A game theoretic model of wealth distribution

TL;DR

This paper introduces an agent-based game theoretic model to analyze wealth distribution, demonstrating how different game equilibria influence wealth dynamics and distribution shapes through simulations and theoretical analysis.

Contribution

It develops a novel model combining learning dynamics with wealth exchange, deriving equations similar to replicator dynamics, and characterizing wealth distributions under different game equilibria.

Findings

Pure strategy equilibrium leads to fixed wealth distribution with wealthier agents near optimal strategies.

Mixed strategy equilibrium results in wealth distributions approximating a Gamma distribution.

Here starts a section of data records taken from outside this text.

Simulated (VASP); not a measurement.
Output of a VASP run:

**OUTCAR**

Theoretical computation of the second moment of wealth distribution in mixed strategy cases.

Abstract

In this work we consider an agent based model in order to study the wealth distribution problem where the interchange is determined with a symmetric zero sum game. Simultaneously, the agents update their way of play trying to learn the optimal one. Here, the agents use mixed strategies. We study this model using both simulations and theoretical tools. We derive the equations for the learning mechanism, and we show that the mean strategy of the population satisfies an equation close to the classical replicator equation. Concerning the wealth distribution, there are two interesting situations depending on the equilibrium of the game. If the equilibrium is a pure strategy, the wealth distribution is fixed after some transient time, and those players which are close to optimal strategy are richer. When the game has an equilibrium in mixed strategies, the stationary wealth distribution is close to a Gamma distribution with variance depending on the coefficients of the game matrix. We compute theoretically their second moment in this case.